What is unique about Van Dyke’s treatment of the Genocide is the multiplicity of points of view that she develops throughout the course of the play, which covers several decades. Victoria, who lived through the Genocide, lost her children and husband and was deported to Syria, remains the focus of the play from 1915 until the present. But Turkish characters also play a part, notably Zulal, a Turkish woman, who offered to save Victoria’s baby and the Turkish sergeant from Ourfa, who protects Varter.

Van Dyke also introduces the issue of how the Genocide is treated differently from the Holocaust with the depiction of a young, Jewish reporter, who comes to interview Victoria in her old age.

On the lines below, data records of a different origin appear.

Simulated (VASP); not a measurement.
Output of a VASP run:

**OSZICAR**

Van Dyke touches on feminist themes, especially in the portrayal of Victoria’s marriage to Harry, a gruff misogynist, who prefers “silence and obedience” from his wife, in contrast to her outspoken and assertive demeanor.

The later scenes of the play are set in California, because Victoria, who carries the play, is able to emigrate from Syria and remarry, to Harry, who arrived in the United States prior to the Genocide.

When finally, there is talk of reconciliation, and the members of a younger generation, both Armenian and Turkish, seem eager and open to finally bridging the gap of two terrible histories (a young Turkish man comments cheerfully, “I have an Armenian dentist”), Victoria says adamantly, “You’re not going to say ‘reconcile,’ you’re not going to say ‘forgive.’ What reconciliation?”

And Victoria’s viewpoint must be taken with utmost seriousness, because, for her, it is impossible to erase the past. The damage and the horror were too great. Her feelings remain, although the play ends on a hopeful note. “Our work begins,” are the final words, and stage directions note that the stage is showered in rose petals.

It is not possible to give a full account of all that is present in this play. For one thing, it was put on with no props, the actors simply read their lines and there were visual elements that would play an important part in the complete production, such as a red, beaded curtain. These props and videos would all round out what is a complex and many-faceted approach to the Armenian experience of the Genocide.

Audiences already familiar with Van Dyke’s work, “A Girl’s War” and “The Oil Thief” will want to see this production and bring their friends, both Armenian and non-Armenian.

Van Dyke is now working on a new play, which, she says, has nothing to do with Armenian themes.

As a Huntington Playwright Fellow, Van Dyke won the Elliott Norton Award in 2009 for outstanding new script, and has been a fellow at the MacDowell Colony. Her rising reputation should ensure the growing audience she deserves.